Molalla Police Chief Frank Schoenfeld announced his retirement last week after more than five years serving the community, while Councilor Steve Deller shared in that same meeting that he would be resigning due to moving out of state.
Schoenfeld became emotional as he addressed the City Council and community Wednesday, likening his bond with the police department and city government to “strong family ties.”
“I’m calling you all my close friends,” he said. “I always recognized the significance of my position, and I tried my best to represent you, my department and our citizens. Being part of this team has meant being part of some significant accomplishments with the department and the city of Molalla.”

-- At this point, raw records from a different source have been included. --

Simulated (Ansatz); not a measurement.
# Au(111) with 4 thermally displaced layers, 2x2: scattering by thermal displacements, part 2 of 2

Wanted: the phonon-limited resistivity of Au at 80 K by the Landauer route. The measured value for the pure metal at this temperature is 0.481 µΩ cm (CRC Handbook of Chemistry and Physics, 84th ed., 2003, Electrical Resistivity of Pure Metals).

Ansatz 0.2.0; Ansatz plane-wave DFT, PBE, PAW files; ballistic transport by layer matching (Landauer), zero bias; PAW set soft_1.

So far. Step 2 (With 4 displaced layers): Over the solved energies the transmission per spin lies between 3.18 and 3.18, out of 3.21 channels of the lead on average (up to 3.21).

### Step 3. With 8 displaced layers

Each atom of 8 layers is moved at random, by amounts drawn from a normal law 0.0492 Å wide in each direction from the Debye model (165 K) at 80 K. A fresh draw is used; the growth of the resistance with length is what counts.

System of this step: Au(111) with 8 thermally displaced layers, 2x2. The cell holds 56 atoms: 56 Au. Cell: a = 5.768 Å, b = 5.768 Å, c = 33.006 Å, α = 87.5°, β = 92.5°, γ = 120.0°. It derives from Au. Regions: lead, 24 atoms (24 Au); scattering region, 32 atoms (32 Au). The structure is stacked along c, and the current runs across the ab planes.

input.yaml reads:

A former patrol sergeant and detective sergeant for the Canby Police Department, he joined the Molalla force in 2016 before succeeding Rod Lucich as chief three years later. However, he has lived in Molalla for 30 years.
“This is kind of hard for me,” he admitted. “I want you all to know that I have served the agency and this wonderful city of Molalla with great pride for the past almost six years. As I’m sure you would agree, the most difficult part of this decision is stepping down from my role as chief, your chief.
“I will miss it very much. Molalla has much to be proud of due to the hard work that has been done and will continue to be done in the future.”
Prior to his retirement from Canby PD, Schoenfeld had also served as a supervisor assigned to the South Metro Gang Task Force.
His law enforcement career, which spans more than three decades, also includes six years with the Oregon City Police Department and 10 with the Clackamas County Sheriff’s Office, where he served in patrol, Special Weapons and Tactics (SWAT), special investigations, case management and on the Regional Organized Crime and Narcotics Taskforce.
“I started this amazing journey 32 years ago,” the chief said. “I’ve experienced so much, and I just simply could not ask for more. I’ve been so blessed, but it is time now for me to step down and let this team that we’ve built together carry the torch.
“I’ve no doubt that this department will continue to progress and grow into an even better agency than it is now. I have no doubt they will do so with the highest integrity, dignity and honor.”
Achievements Schoenfeld cited include the hiring of four new officers, beginning the process of replacing aging equipment and computers with new technology and a fleet of vehicles, a new officer training program, and the formation of a bicycle patrol unit and human trafficking unit that has been modeled by other agencies.
During his tenure, the department also created a new contingency fund for the eventual construction of a new department headquarters, which Schoenfeld said is “badly needed,” and remodeled the current digs for use by City Hall in the future.
Schoenfeld’s final day with Molalla PD will be Nov. 30. He promised to do all he could to help with the transition to a new chief. City Administrator Dan Huff said the city would not be using an outside recruiter to replace Schoenfeld and expects to share more details about the plan and timeline at the next council meeting.
“Our city is losing a huge asset with Chief Schoenfeld retiring,” Molalla Mayor Scott Keyser told The Canby Current. “He has built such a great attitude within our department. He will be sadly missed.
While Schoenfeld’s retirement was sad but not entirely unexpected, Councilor Deller did surprise with his announcement that he would be stepping down less than a year into the term he won in the November general election.
Deller, who was originally from Canby and attended Oregon State University before settling back in Molalla to raise a family, told his colleagues he would miss the community.
“We moved out here about 13 years ago and thought it would be my forever home,” Deller said. “I really love Molalla. … I’ve really enjoyed working with this team here. I couldn’t ask for better people to work with.”
Deller, who previously served on the Planning Commission, said he appreciates the values of the community and its way of life.
“The values of Molalla are just incredible,” he said. “There’s unity and independence I don’t understand. The people are stubborn and they are helpful and I love it. I wish the state of Oregon espoused the same values as we see here, but it doesn’t.”
Deller said he and his family are moving to Texas.
“We just felt a real calling there,” he said. “God gave us a sign; we got a definite sign, a real push in that direction. And it’s all coming together much faster than we expected. I’ve really enjoyed my time here, and I look forward to coming back to visit.”
Keyser told the Current the city will be announcing the open vacancy at the Oct. 27th council meeting, along with the timeline for the application process. Keyser said he hopes the council will complete the process to seat a new councilor before the end of the year.